Scott recently made a great article about the estimation of ice time through scoring events. I actually made a very similar study last year in one of my math class. I tried to estimate the total ES ice time of a player "i" per year (Ti) by multiplying the total ES ice time of a hockey season (T) by the ratio of the number of events the player had been on the ice during the season (ni) to the total number of events during the season of the team considered (N):
Ti = (ni/N)*T
Then, to get the ice time per game of player "i" (ti), we just divide the total ice time of this player (Ti) by the number of game he played (G):
ti = Ti/G
Similarly to Scott, I compared the estimated ice time (ti) with the real ice time reported by the NHL (ti real), and it led me to correlation coefficients roughly similar to the one he had in his article.
However, what I also did was to try to improve the method by adding some correction factors to compensate for the fact that the number of events per time on ice change from player to player, which is why there is a discrepancy between the estimated ti and the real ti. My line of thinking was that there is a good chance a player will have a higher number of events per ice time than the average if :
- he has a high offensive productivity and/or
- he plays with players who have a high offensive productivity and/or
- he plays against players with high offensive productivity.
To build the models, I used the data from the season 2009-2010 of the Montreal Canadians. For every Habs player who played more than 20 games in the season (a total of 23 players), I looked at the number of ES events where they were on the ice during the season, but also at with who they were with and against during the event. Note that I did not considered EN goals as ES events. After that, I took:
- the number of points per game of the player considered (xi) as an estimate of his offensive productivity
- the average number of points per game of the teammates of the player considered during the events (yi) as an estimate of the offensive productivity of his teammates
- the average number of points per game of the opponents of the player considered during the events (zi) as an estimate of the offensive productivity of his opponents.
Now, the downside is that pts/game are also related to other things than the rate of events of a player, but we are limited by what is available at the junior or AHL level. Also, it would probably have been a bit better if I had used ES pts/g instead of pts/g, but I was a bit too short on time to do so.

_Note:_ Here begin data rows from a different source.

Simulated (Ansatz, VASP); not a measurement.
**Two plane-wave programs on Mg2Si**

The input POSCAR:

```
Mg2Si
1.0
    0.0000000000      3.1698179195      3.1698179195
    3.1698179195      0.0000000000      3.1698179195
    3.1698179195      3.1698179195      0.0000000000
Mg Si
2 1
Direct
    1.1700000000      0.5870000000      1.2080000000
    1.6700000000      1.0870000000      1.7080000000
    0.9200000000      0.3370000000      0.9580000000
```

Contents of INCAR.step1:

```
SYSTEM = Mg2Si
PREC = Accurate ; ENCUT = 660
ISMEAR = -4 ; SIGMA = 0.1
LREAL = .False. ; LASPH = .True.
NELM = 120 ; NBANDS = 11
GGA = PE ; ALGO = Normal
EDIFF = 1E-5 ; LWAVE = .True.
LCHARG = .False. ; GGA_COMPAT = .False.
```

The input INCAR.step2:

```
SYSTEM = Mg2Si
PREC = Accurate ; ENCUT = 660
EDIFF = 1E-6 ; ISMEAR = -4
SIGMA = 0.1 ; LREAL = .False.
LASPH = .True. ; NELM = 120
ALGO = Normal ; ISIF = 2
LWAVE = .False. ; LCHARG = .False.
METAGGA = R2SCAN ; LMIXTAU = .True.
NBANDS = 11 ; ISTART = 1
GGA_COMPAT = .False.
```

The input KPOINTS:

So, for instance if there was an goal during a Habs-Oilers game were these players where on the ice:
Gionta (0.75 pts/g)
Gomez (0.76 pts/g)
Cammalleri (0.77 pts/g)
Markov (0.76 pts/g)
Spacek (0.28 pts/g)
Jacques (0.22 pts/g)
Reddox (0.22 pts/g)
Stortini (0.17 pts/g)
Smid (0.18 pts/g)
Strudwick (0.08 pts/g)
Then, with respect to player "i" being Brian Gionta, we would calculate: xi = 0.75 pts/g, yi = 0.64 pts/g and zi = 0.17 pts/g. The numbers used in the analysis for Gionta are thus constituted of the average of the xi, yi and zi for every ES events were he was on the ice during the 09-10 season. If you're a frequent C&B visitor, you'll probably recognize that this method is somewhat similar - and actually inspired by - the way Scott/Jonathan calculate the qualcomp and qualteam for AHL teams.
To incorporate these data into the analysis, I look at different types of models (linear, quadratic and logarithmic). For instance, a simple linear model could look like this:
Ti = (Axi + Byi + Czi)*(ni/N)*T
This equation is pretty similar to the first one of this article, except that, like I explained earlier, an additionnal term has been added to compensate for the "low events" or "high events" players. The value of A, B and C are calculated by a least mean square algorithm to obtain the "best" value of these parameters. To give you a rough idea on the impact of this correction factor on the level of accuracy of the calculated ES time on ice: without the correction factor, the average absolute difference between the ti estimated and the ti real for the 23 Habs players considered was of 2.0 min per game, while with the correction factor it was reduced to 1.4 min per game.
Overall, the conclusions of my study were:
- the scoring events certainly seem to have the potential to be used to calculate a rough estimate of the ice time of junior/AHL players with a level of accuracy of under ± 2 min per game with a high confidence level
- the addition of a correction factor seems to allow to upgrade the accuracy of the model, but the magnitude of the improvement is still unknown
- further study is required to determine the type of correction factor (linear, quadratic, etc.) which gives the best results
- to track the scoring events by hand takes a monster amount of time.
Like Scott said, this methodology sure isn't perfect, but I certainly think it has some value. I also took the time to crunch the numbers (for the whole NHL this time, but without correction factors) to see if the accuracy is similar for forwards versus d-man, if it varies a lot from team to team, what is the minimum amount of TOI that a player must have to reduce substantially the background noise, etc. If some of you are interested by the results, I could always take the time to write a second FanPost. Also, the objective of this post was mostly to give Scott and anyone interested ideas on how to improve the method, thus why I didn't go too deeply in the math portion of the methodology, but if anyone is interested to go more deeply in it, just ask.
*Note that english is not my first lanquage, so please be indulgent with respect to the grammar and spelling mistakes.